Appointments, honors and activities

June 5, 2015  


Faculty and staff honors:

- Colleen Brown, Kaletra Dispennett, Jennifer Fecher and Brooke Linn won the Best in Region V award from NACADA: The Global Community for Academic Advising for their presentation "Tools for Integrating Academic and Career Advising." Brown, Dispennett, Fecher and Linn are part of the Purdue Career Advising Council, whose mission is to create a consistent approach to career advising for all students and to help academic advisers gain knowledge in career advising. Their presentation during the regional conference session in Indianapolis this spring focused on sharing information on the formation of the Purdue Career Advising Council and how career advising practices can be better integrated into academic advising.

- Colleen Brown, a senior academic adviser in the Department of Exploratory Studies, has been selected to receive an Outstanding New Advisor Award in academic advising from NACADA: The Global Community for Academic Advising. NACADA says the award is presented to individuals who have demonstrated qualities associated with outstanding academic advising of students and who have served as an adviser for a period of three years.

- Rosemary Ricci, senior academic adviser in the College of Health and Human Sciences, has been selected to receive an Outstanding Advising Certificate of Merit in academic advising from NACADA: The Global Community for Academic Advising. NACADA says the award is presented to individuals who have demonstrated qualities associated with outstanding academic advising of students for a period longer than three years. 

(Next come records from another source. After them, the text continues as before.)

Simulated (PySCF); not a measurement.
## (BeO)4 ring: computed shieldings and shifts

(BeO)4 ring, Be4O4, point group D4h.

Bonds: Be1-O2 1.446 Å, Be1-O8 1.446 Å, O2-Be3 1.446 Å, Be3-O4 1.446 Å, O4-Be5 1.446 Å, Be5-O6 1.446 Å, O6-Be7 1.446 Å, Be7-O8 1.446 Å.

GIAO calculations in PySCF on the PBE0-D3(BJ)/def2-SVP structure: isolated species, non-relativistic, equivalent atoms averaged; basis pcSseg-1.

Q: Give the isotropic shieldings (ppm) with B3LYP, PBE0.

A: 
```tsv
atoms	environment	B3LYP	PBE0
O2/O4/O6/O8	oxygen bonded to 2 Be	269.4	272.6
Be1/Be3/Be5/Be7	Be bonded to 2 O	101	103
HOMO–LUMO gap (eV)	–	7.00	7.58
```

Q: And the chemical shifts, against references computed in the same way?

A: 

- Susan Aufderheide, director of the Department of Exploratory Studies, has been appointed to the Annual Conference Advisory Board of NACADA: The Global Community for Academic Advising. NACADA says the board oversees the curriculum and activities of the annual conference, including the keynote session, concurrent presentations, pre-conference workshops, poster sessions and other program formats to assure a successful event.

Student honors:

-  A student team from Purdue University has won second place in the on-site mining category of the sixth annual NASA Robotic Mining Competition at Kennedy Space Center in Florida. The 30-member Purdue Lunabotics team is advised by mechanical engineering professor Eric Nauman. The student organization aims to develop innovative robots for space exploration. The purpose of the Robotic Mining Competition is to challenge university-level student teams to design and build a mining robot that can traverse a simulated Martian terrain, excavate and deposit as much regolith - or loose soil found on Mars - as possible within a 10-minute time window. Concepts developed by the university teams could end up being used by NASA. "Advances in Martian mining have the potential to significantly contribute to our nation's space vision and NASA space exploration operations," according to the space administration.